April 24, 2008
City Voice: Yaroslavsky takes on developers in push for affordable housing
In defending middle-class neighborhoods, Los Angeles County Supervisor Zev Yaroslavsky is taking on an issue that reaches to the heart of Los Angeles' ethnic, political and class divide.
All those matters are involved in a dispute over a new city development ordinance that eases restrictions on big residential buildings in such areas. This ordinance was passed to meet the requirements of a 2005 state law ordering cities to allow more dense development to create housing.
The question of preserving middle-class neighborhoods while also building affordable housing affects a huge part of Los Angeles, from the dense and impoverished Latino neighborhoods of Central Los Angeles to middle-class Jewish areas in West Los Angeles and the western San Fernando Valley. It includes the Jewish neighborhoods of Fairfax and Pico-Robertson as well as multiethnic Venice, long targeted for heavy development.
Yaroslavsky, once a Los Angeles city councilman, surrendered his role in city affairs when he was elected to the Los Angeles County Board of Supervisors in 1994. As a council member, he had been co-author of a successful ballot measure that scaled back development in residential areas. The measure, Proposition U, co-sponsored by the late Councilman Marvin Braude and passed in 1986, was a successful effort to outmaneuver the land developers and their lobbyists who, then as now, have huge clout at City Hall. The measure reduced density by limiting the size of many business and residential projects. Supervisors don't have power over development within cities, so Yaroslavsky's election to the Los Angeles County Board of Supervisors should have taken him out of the game.

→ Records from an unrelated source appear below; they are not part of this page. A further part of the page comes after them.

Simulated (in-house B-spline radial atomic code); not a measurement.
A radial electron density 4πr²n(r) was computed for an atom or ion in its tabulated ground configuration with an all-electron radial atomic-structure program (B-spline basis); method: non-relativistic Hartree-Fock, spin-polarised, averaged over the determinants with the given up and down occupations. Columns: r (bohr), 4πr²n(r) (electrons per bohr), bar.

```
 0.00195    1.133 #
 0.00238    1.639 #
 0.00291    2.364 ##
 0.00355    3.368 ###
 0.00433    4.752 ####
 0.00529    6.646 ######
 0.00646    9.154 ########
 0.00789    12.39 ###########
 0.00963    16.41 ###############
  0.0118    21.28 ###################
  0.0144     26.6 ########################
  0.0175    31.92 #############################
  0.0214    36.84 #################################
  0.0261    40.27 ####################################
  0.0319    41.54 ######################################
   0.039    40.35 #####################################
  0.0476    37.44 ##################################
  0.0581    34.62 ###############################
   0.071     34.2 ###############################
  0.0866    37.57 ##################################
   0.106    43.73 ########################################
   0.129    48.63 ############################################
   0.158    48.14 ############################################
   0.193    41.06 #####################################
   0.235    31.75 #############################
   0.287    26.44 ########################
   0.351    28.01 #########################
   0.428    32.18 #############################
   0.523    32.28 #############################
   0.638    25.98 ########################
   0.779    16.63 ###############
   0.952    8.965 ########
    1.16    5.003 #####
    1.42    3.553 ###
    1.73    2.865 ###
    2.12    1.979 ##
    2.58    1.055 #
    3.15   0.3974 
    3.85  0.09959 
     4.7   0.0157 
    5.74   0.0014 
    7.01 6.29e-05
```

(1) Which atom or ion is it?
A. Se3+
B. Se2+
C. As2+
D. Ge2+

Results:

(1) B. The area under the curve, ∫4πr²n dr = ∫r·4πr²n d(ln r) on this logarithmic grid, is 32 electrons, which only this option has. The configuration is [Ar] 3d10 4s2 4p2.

But in 2005, the Legislature passed and the governor signed the measure designed to stimulate housing construction. It did this by telling cities to put aside zoning and other planning limitations if developers agree to include some low- and moderate-priced apartments in their projects.
Los Angeles and other cities were required to implement the state law with their own municipal ordinances.
Even though he was a supervisor with no jurisdiction over the matter, Yaroslavsky, a Los Angeles resident who has retained a strong political following in the city, stepped into the negotiations over the proposed implementation ordinance. He persuaded City Council members to modify the proposal. The council and Yaroslavsky agreed on modifications designed to limit teardowns of apartments in residential neighborhoods and other steps to preserve such communities.
With those modifications, the Los Angeles City Council recently passed and the mayor signed the ordinance implementing the state law. Under the ordinance, the city permits a builder to go 35 percent over zoning limits if 11 percent of the units are set aside for low-income residents or 30 percent are moderately priced.
But Yaroslavsky still was not satisfied. He objected to giving developers permission to build larger structures if they include low- and middle-income units. This, he said, was a bonus for developers. "L.A. doesn't need to offer development bonuses allowing taller and bigger buildings" to create more affordable housing, Yaroslavsky wrote in a Sunday Opinion article for the Los Angeles Times. But with the state law and the city ordinance implementing this practice firmly in the books, there doesn't seem much Yaroslavsky can do now, short of starting an initiative campaign.
His entrance into the fight has prompted speculation that he is interested in running for mayor, an office he sought years ago when he was in the council.
CityBeat's Alan Mittelstaedt asked Yaroslavsky about the speculation after the supervisor discussed the development controversy at Emma Schafer's Public Affairs Forum, a monthly gathering of political and government insiders.
"If I were running for mayor, you'd know about it." Yaroslavsky said. "Most of the talk about me running for mayor has been emanating out of City Hall from people who are trying to marginalize some of these policy issues by reducing them to political tiffs when, in fact, they're substantive policy issues. I'm not going to keep my mouth shut when I see my neighborhood affected by what the city does. And as a former city councilmember, I'm not going to sit back quietly and watch 20 years of my work product dismantled without a fight. This has nothing to do with running for office."
Advocates of more affordable housing say the state and city laws are needed by neighborhoods such as Pico-Union and MacArthur Park just west of downtown Los Angeles, where Latino immigrants, some here illegally, crowd into old apartments and live in incredibly bad conditions. Those walking from Langer's parking lot to the restaurant for a pastrami sandwich may not know they are passing through one of America's most densely packed slums.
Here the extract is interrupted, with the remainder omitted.